I went to an event organised by Art UK at Two, Temple Place, the amazingly opulent Astor palace where the Bulldog Trust now organises exhibitions of work from regional collections. I wasn’t, for obvious reasons, allowed to take photographs of the work in their current exhibition, only installation shots, beginning with a display case which shows the marble coffer commissioned by Ezra Pound from Henri Gaudier-Brzeska as a gift for Wilfred Scawen Blunt:-
Then, two garden rollers, one of which was given by Eric Gill to Ethel Mairet after she had split from Ananda Cooraraswamy (the other was carved by David Kindersley):-
Finally, a trio of works, one by Duncan Grant, two by Vanessa Bell, including her Self Portrait, which normally lives at Charleston:-
What I really wanted to photograph was Eric Gill’s 1919 pamphlet on Birth Control.
Hello, what a lovely surprise to see the Gill garden roller. I thought I knew most of his work and this was a treat to see. In the 1970s, I lived with Joan and Rene Hague in their home in Shanagarry, Ireland. I was young and thought I was escaping home.

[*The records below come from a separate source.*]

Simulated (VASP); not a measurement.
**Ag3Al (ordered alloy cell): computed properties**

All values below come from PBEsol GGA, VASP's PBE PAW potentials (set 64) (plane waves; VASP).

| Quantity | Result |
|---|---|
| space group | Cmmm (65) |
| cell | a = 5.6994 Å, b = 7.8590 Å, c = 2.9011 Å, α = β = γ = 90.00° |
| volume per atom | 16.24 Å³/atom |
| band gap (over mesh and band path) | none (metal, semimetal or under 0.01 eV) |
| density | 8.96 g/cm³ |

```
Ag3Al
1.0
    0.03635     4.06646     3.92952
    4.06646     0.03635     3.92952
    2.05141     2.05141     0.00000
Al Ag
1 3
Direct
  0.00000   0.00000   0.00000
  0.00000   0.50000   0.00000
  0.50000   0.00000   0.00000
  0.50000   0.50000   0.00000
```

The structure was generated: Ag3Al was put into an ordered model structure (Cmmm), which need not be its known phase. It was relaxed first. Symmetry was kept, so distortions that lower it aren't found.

Johanna was Gill’s youngest daughter and Rene had been the printer for the Golden Cockerel Press. They rented me a small cottage overlooking the sea for a pound a week on the condition I paid in person every Friday and stayed for dinner and the night. There was a room under the stair of their Georgian Home with a monk’s cot. Rene had calligrapied on the tall, whitewashed walls, floor to ceiling, in four-inch high letters, in Latin, the death of Hector. I fell asleep listening to the clash of their swords, and scuffling feet.
Dear Robert, You’ve had an exciting life ! Charles
Delightful comment by Robert Perkins.
I’m so glad that you, Charles, have been to this exhibition – Gill and I are going tomorrow. It’s an excellent initiative and Sussex has some outstanding 20th century work.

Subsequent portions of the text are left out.